The Golden Light of August

Every day, without fail, the widows of Symi go up to the cemetery to tend the graves of the departed, making sure that there is oil in the lamps and that everything is neat and tidy.  I often see ladies in black heading home as I set off for work early in the morning.

Judging by the number of paw prints in the dust this old tom cat has been using the bonnet of this pick up truck as a vantage point for some time.

Boats, boats and more boats.

No black cat today, just some very expensive toys.  I overheard one chap bragging that his boat costs 600 euros per hour in fuel alone - no wonder they spend so much time in port!

Ruined mansions on the Kali Strata in the golden light of early morning.

One of the many picturesque lanes in the harbour.  The building on the left is the Albatros Hotel.

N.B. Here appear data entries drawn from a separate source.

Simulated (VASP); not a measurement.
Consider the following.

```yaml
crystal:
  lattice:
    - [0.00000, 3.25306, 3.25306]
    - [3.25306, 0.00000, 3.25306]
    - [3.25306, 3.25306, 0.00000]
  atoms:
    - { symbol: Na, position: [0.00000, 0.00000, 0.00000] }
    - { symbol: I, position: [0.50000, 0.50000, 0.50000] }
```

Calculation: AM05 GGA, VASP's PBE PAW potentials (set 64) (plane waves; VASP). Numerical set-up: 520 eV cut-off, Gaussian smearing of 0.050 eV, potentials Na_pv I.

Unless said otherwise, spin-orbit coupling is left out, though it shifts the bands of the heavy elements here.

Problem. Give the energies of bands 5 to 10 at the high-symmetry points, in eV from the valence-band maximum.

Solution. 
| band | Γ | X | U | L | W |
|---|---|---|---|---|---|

Up close and personal - a rare photograph of a cicada.  This chap was really holding his breath when we took the photograph but burst into deafening song once the threat had past.

One sees the strangest things on the Kali Strata.  I wonder why there is a noose hanging off this fence.  A publicity stunt for the Navin Dev horror film, the Judas Curse, which is going to be shot on Symi later this year?  (Funded by Kickstarter, please see for more information.) Perhaps just an innocuous tether for a donkey...
Last night was the big festival at the Alethini, the church on the Pedi Road. The music started at about 10 p.m. and we were awakened by the sudden silence when it stopped again at 4 a.m.  Despite the enthusiastic participation of the local community everyone was nonetheless up bright and early this morning and many of the tourist shops in the harbour were already packing out their wares at 7.30 a.m.  to catch those leaving on the Blue Star Diagoras.

So far despite some voltage drop problems in certain areas the island's infrastructure is holding up under the strain of a population that has literally doubled in the last few days.  Congratulations to the men at the Symi power station for keeping everything going in what must be very difficult working conditions.  The internet is limping along slowly - with so many people travelling with tablets, laptops and smartphones these days Symi's network is struggling to cope. The demand for wifi has exceeded all expectations as many people have to be able to carry on with their work while on holiday and employers expect their staff to be on call regardless of where they are. While we are installing wifi in many of our houses and apartments to meet this need, until Symi's infrastructure catches up, unfortunately, speeds will remain slow during peak periods.  After the initial water problems earlier in the season we have reached half way through August without any further major water supply issues.  Hooray!

Have a good weekend.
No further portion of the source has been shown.